Readings for the 4th Sunday of Lent
Reading 1: Josh. 5:9a, 10–12
Responsorial Psalm: Ps. 34:2–3, 4–5, 6–7
Reading 2: 2 Cor. 5:17–21
Gospel: Lk. 15:1–3, 11–32
Link to Readings

By Father David Poecking

The story warms our hearts: The prodigal son abandons his father’s house, runs off to spend his inheritance having fun, goes bankrupt, realizes he’d live more comfortably at home, and so he goes home, where he is cheerfully welcomed back by his father. Aw, isn’t that sweet.

The problem is that the younger son is not really a lovable rascal. Today, we might be tempted indulge the prodigal son: Our society expects children to move away from their parents and go off on their own to make their way in life, so the prodigal son of Jesus’ story seems like a sporting fellow—perhaps a little immature, but likable nonetheless.
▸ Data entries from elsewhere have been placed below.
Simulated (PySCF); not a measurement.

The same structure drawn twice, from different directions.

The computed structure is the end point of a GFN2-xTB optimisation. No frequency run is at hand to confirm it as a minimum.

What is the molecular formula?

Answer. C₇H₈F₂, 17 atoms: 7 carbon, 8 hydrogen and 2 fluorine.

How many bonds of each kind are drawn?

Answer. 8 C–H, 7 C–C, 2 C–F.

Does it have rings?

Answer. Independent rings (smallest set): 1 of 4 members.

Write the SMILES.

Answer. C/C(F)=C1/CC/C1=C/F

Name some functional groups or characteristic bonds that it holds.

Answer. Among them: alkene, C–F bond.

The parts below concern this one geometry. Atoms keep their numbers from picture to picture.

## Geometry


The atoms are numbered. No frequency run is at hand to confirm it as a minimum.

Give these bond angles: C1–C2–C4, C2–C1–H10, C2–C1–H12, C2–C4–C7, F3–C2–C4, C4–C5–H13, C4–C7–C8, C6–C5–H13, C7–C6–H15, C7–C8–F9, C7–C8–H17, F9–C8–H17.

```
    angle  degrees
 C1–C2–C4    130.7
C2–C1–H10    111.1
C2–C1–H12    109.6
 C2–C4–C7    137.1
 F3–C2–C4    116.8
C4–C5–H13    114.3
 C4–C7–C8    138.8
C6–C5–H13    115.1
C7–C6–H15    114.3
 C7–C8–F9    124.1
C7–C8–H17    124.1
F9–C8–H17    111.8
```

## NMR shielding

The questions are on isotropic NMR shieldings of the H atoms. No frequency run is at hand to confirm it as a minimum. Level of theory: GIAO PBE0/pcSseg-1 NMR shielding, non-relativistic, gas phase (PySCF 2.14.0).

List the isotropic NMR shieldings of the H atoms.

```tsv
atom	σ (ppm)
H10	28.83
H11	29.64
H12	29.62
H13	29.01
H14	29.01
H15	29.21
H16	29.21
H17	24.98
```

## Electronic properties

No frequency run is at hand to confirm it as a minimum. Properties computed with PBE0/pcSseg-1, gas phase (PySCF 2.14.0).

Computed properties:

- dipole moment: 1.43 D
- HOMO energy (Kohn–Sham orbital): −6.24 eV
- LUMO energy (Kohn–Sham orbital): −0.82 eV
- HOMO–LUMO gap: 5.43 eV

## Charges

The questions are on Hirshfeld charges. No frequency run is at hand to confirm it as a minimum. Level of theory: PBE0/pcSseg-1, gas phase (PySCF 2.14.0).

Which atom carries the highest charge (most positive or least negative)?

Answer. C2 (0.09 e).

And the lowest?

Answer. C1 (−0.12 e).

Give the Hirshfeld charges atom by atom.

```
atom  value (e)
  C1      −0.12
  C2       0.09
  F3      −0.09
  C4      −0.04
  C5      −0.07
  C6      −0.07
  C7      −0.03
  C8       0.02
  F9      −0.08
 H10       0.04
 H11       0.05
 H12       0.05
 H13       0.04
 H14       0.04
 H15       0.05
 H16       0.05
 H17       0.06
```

That’s not how Jesus meant it. The younger son is more than just a playful sinner. In Jesus’ time and place, family life took the highest earthly priority: To honor one’s parents and ancestors, to serve the household, was the greatest worldly success possible.

But the younger son of Jesus’ story turns away from his father. He demands his inheritance, forcing the family to sell off half the land and animals—land and animals that might otherwise be used to generate crops and wool and meat and milk, feeding and clothing and enriching the family, relatives, servants, and all their families for generations to come.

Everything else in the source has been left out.